# Keeping wasps from Warre Roof



## matthewstiles (Jun 4, 2013)

Having an issue with wasps building nests into the roof of my Warre hive. Had two nests so far this year, what would be the best course of action to prevent this from reoccurring?


----------



## RobWok (May 18, 2011)

I do cutouts, and one of my rules to prevent a recurrence is to remove comfortable space - meaning if I do a cutout and fill the area with insulation, even if the bees can smell the old wax and honey through my other measures, they don't have enough space to build a hive and won't start.

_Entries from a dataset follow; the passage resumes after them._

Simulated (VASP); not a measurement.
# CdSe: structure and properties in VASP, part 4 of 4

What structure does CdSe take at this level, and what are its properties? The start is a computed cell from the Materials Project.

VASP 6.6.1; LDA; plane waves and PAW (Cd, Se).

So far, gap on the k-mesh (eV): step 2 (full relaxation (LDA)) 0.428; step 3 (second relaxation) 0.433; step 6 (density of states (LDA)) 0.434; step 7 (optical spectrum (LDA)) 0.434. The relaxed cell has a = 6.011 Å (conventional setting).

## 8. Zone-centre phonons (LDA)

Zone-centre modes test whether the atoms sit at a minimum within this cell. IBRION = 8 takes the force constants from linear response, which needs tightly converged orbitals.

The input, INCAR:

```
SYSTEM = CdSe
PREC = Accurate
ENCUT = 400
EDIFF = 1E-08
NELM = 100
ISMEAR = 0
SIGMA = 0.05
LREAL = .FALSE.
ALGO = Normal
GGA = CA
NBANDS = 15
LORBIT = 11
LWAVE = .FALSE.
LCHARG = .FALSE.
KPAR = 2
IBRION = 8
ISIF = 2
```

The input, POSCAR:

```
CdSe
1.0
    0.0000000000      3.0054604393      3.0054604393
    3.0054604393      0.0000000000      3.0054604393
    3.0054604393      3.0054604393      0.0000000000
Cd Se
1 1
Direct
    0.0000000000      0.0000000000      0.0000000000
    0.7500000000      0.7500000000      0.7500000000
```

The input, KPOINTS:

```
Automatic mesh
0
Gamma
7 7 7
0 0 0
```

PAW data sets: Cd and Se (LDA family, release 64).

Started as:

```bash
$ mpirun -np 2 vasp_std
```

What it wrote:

In some cases, the location could get damp, so I don't use insulation in case it acts like a sponge and holds moisture - causing rot. In those extreme cases, I loosely ball up window screen - either fiberglass or aluminum to fill the cavity such that there's no flight room, but still allows plenty of ventilation for moisture and no moisture retention.

Rob
www.mongrelbees.com


----------



## beeman2009 (Aug 23, 2012)

matthewstiles said:


> Having an issue with wasps building nests into the roof of my Warre hive. Had two nests so far this year, what would be the best course of action to prevent this from reoccurring?


Matt,

I take my roofs off & seal off all openings with #8 hardware cloth. You still get the ventilation w/o the wasp.


----------